Interoperability: what's in a name?

Interoperability is one of those words that means different things to different people. We all agree that it means something like "the ability of systems to work effectively together," but beyond that our agreements get murky at best. Consider, for example, the classification of of business products and services into "horizontal" and "vertical" markets, as shown here:

The fundamental concept is that a vertical market encompasses all the business activity within a specific industry (healthcare, say) regardless of the type of system or software, whereas a horizontal market (word processing, for instance) corresponds to a specific type of functionality that is used across multiple industries. This chart shows just a few typical examples, and others might include retail or government vertical markets, email or presentation horizontal markets, and many others.

Now, when you use the word interoperability, which do you mean? Horizontal interoperability -- between competing spreadsheet products, say -- or vertical interoperability, such as interoperability between all of the systems used in an insurance company?

I think the answer usually depends on your perspective, and specifically on what you do for a living. For those of us in the software business, it's tempting to view the world in terms of application types: word processing, spreadsheet, email, etc. So we tend to think of interoperability in that way, as a horizontal-market concept: can these two word processing programs share documents? Can these two databases share data?

But if you're in a business where technology is just a tool rather than your core business (i.e., a vertical market), you probably have a quite different view of interoperability. For example, if you work in an manufacturing company, you probably see interoperability in terms of the ability of your various systems -- ERP, accounting, distribution, logistics -- to effectively communicate with one another.

There may be an occasional need for horizontal interoperability within a vertical market, to be sure. For example, you may have upgraded from one word-processing program to another, and you need to be sure you can open the old documents in the new software without any surprises. That's a very common scenario. But the concept of two word-processing programs sitting side-by-side on your desktop is rare in the corporate world, because most organizations standardize their use of horizontal applications wherever possible, to reduce ongoing support and maintenance costs.

Document Formats and Interoperability

Standardized document formats play an interesting role in this horizontal/vertical view of interoperability, because they can enable interoperability of both types. For example, the Open XML formats enable horizontal interoperability by supporting all of the functionality in existing Office binary documents, and they enable vertical interoperability through custom schema support. The ODF translator project further extends horizontal interoperability by providing a bridge between the worlds of Open XML and ODF documents.

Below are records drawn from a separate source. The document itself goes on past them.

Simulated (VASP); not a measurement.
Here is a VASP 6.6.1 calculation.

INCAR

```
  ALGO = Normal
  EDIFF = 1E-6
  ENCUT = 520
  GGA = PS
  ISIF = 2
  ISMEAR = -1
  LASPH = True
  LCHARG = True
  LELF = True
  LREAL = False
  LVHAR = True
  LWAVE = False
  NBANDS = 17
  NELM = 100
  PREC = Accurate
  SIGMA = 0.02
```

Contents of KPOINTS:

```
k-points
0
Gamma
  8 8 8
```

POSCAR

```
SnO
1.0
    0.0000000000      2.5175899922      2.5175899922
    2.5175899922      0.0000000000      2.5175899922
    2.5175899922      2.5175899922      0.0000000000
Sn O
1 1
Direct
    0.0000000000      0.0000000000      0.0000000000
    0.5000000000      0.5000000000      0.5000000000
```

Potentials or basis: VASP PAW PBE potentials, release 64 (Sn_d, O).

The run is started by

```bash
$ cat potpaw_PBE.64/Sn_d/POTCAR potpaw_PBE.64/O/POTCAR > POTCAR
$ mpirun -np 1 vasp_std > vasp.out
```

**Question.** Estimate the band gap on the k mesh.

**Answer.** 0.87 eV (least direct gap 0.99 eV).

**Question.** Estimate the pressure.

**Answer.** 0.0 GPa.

Another concept that is closely related to the questions of vertical/horizontal interoperability in document formats is the difference between technical and semantic interoperability. (Thanks to Vijay Kapur for helping me see this perspective clearly.) Technical interoperability between word-processing applications means that we have a standardized method for marking text as bold, how to indicate font size, and similar issues. Semantic interoperability occurs when we standardize how we represent business concepts such as customers, orders, invoices, and so on. Referring back to the chart above, semantic interoperability enables vertical interoperability and technical interoperability enables horizontal interoperability.

Semantic interoperability is the much more challenging thing to achieve, because the needs of each industry are different. Everyone knows the concept of bold text, but only those in the insurance industry think about policy limits and claim numbers, and only those in education think about test scores and classroom scheduling. So each industry or trading group tends to have its own jargon, and that jargon is often codified and standardized in a schema that defines the structure of the XML documents used in that industry.

Open XML's custom schema support

In Open XML, there are two general approaches for supporting these custom schemas. (By the way, a bit of jargon to understand: the Open XML spec refers to its own schemas as reference schemas, and all other schemas -- such as your industry's unique schemas -- are called custom schemas.)

The first type of custom-schema support is custom XML markup, or content tagging. You can use a custom schema to tag the content in a word-processing document, for example, by inserting customXml elements around chunks of content within the body of the document like this:

<customXml uri="http://MyNamespace" element="MyElement"> ... content that is tagged with this element ... < /customXml>

Typical uses of this approach would be to tag content within a document to identify the customer number or order number for an order-processing system, or to tag the title or abstract of a document for a content-management system. This type of content tagging can be nested as required by your schema, and there are options in Microsoft Word to tag content manually through a simple user interface. Custom-generated documents can also have the markup added programmatically, using the syntax shown in the example above.

Note that your own custom elements aren't added to the document markup directly. Rather, there's a customXml element that is already defined in the reference schemas, and your custom elements (e.g., MyElement) appear as attributes of the customXml element. This simple and flexible approach is also used in microformats, which similarly add semantics to XHTML pages without the need to add new elements or change existing reference schemas.

Another way that Open XML supports custom schemas is through custom XML parts, which can be based on any schema at all. These parts are inserted into a document as a stand-alone island of business data, and the nodes in that custom data can be bound to presentation elements such as structured document tags (content controls). This architecture makes it very easy for custom business applications to read and write the business data in a document without processing (or even being exposed to) the document-related markup itself.

I'll provide some specific examples of content tagging and custom XML parts in future posts, but this one is getting a bit long so I'll wrap it up for now. They key concept I wanted to cover today is that interoperability means different things to different people. Those of us in the technology business need to worry about technical/horizontal interoperability, but most people in other industries need to worry more about semantic/vertical interoperability, because that's the key to integrating disparate systems and business processes.

In future posts, I'll show some specific examples of documents that use Open XML's custom schema support to enable vertical interoperability in various scenarios.